The latest statewide voter registration report was released late yesterday by Secretary of State Debra Bowen, and it shows that the trend toward voters declining to affiliate with either major party is continuing. More than one in five California voters is now registered as "decline to state" a party affiliation.
Ventura County lags behind most of the rest of the state, with 18.4 percent of its voters in that category. But here, too, the nonpartisans are catching up.
Since the comparable point before the last gubernatorial primary four years ago, Ventura County has added 38,410 voters. The largest bloc of them, 13,057, has registered as decline to state. Democrats in the county have picked up 10,040 voters in that time. And, remarkably, Republicans have lost 267.

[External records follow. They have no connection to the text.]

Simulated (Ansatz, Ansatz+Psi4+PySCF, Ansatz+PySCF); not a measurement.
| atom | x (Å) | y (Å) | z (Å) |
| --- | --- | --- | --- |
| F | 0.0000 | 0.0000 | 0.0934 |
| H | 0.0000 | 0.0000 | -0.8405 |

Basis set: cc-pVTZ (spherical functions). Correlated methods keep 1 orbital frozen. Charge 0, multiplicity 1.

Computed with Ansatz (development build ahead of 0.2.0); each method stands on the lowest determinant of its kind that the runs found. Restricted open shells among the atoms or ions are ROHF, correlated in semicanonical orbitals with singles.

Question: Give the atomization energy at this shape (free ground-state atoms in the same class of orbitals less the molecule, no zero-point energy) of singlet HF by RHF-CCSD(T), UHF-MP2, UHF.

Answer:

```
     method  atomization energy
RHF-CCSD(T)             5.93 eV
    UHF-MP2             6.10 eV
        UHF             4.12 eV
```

The trend seems to be picking up steam. In the three-plus months since the state's most recent report, based on Jan. 5 registrations, both major parties in Ventura County have lost voters (Democrats are down 328, Republicans down 348). But while both major parties were losing voters, the number of nonpartisans increased 323.
Similar numbers from around the state are sure to bolster the arguments behind Proposition 14 on the June ballot, which would establish a primary election system in which all voters get to participate in the process of picking which candidates will be on the fall general election ballot. When 20 percent of voters are more or less excluded from that process (they can specifically request a Republican or Democratic ballot on Election Day, but few do), the traditional party primary system does seem more than a little out of date.